Pennsylvania is one of a handful of states where the right of parents to opt their children out of state-mandated testing is written into law. That right is described in 022 PA Code 4.4. This law says that you may only opt out on religious grounds. However, you do NOT need to offer any proof of religion or discuss anything about your religion or how it relates to testing, nor can school officials ask. 

Religious Opt Out:

1. Alert your child's school as soon as possible that you plan to opt him/her out of PSSA or Keystone testing. Be sure they have contact information for you, so that they can contact you about setting up a time to review the test.

2. Two weeks before the test is to be administered, tests arrive in schools. The school will contact you for a time to do the "review" before testing starts. They are expected to work with you to find a convenient time for you to do this.

3. When you come in to do the review, you will be asked to sign a confidentiality agreement. Go ahead and sign it.

4. You will then review each test. You can take as much or as little time as you like doing this.
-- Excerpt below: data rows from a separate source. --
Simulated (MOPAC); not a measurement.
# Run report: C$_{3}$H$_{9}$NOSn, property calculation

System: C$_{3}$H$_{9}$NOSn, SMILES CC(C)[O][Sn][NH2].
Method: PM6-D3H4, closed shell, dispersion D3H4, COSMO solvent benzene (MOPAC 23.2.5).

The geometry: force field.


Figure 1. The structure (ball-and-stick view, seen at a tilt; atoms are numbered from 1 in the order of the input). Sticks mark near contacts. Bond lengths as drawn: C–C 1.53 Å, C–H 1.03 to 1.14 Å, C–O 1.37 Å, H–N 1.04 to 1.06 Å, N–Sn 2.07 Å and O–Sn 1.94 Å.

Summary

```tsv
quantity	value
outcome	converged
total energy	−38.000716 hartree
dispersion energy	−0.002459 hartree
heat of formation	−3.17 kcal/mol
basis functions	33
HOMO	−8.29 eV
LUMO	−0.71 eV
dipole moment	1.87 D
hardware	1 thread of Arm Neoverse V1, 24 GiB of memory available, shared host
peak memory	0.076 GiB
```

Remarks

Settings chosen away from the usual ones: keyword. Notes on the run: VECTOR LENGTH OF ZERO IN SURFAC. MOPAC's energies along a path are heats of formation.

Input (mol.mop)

5. After you are done with the review, send a confirmation email to Dr. Hite at [email protected]  with a cc to your child's principal stating that: as the parent of child X, you are opting him/her out of the PSSAs/Keystones on religious grounds having reviewed the tests on X date. Keep a copy for your records.

6. It's that simple. Again, no one can ask you for any specifics about the test or your religion. To do so would compromise the confidentiality agreement you sign, and they are not allowed to know the content of the test. 

Be advised that even if your child has started a portion of the test, say the Reading portion, they can opt out of the Math portion and/or Science portion. There is no opt out deadline. The school is required to provide alternative educational activities for your child during testing and cannot penalize your child for your decision. A template letter for the religious opt out is provided HERE

Test Refusal: 

The second way your child can receive a "no score" is to refuse for them in advance. Unlike the religious opt out, refusal does not require you to come in to review the test. Refusal is not part of PA Law, but is instead part of the assessment process described by the PA Department of Education in the materials it shares with each school's testing coordinator. The PA testing coordinators'  handbooks state that if for some reason a student refuses to take the exam, it should be coded as "other."  This code is registered on the front of the child's booklet.  The outcome is the same as parental opt out on religious grounds. In both cases the test is coded as a "do not score." In both cases the child simply does not receive a score. They do NOT receive a zero, and there is no penalty to the school or teacher.

The Office of Assessment of the School District of Philadelphia recognized the right of parents to refuse testing in advance through written request last spring. The District, however, does need to submit written documentation to the state proving that you do not want your child taking the standardized tests. Click HERE for a simple form you can use to refuse on behalf of your child. The contact information for the District's Office of Assessment is on the bottom of the form if school staff have any questions about the refusal process.

Click HERE for a screenshot from the Testing Coordinators' Handbook from this year's winter Keystone Exam administration that shows the language provided to schools about both the religious opt out and the refusal process.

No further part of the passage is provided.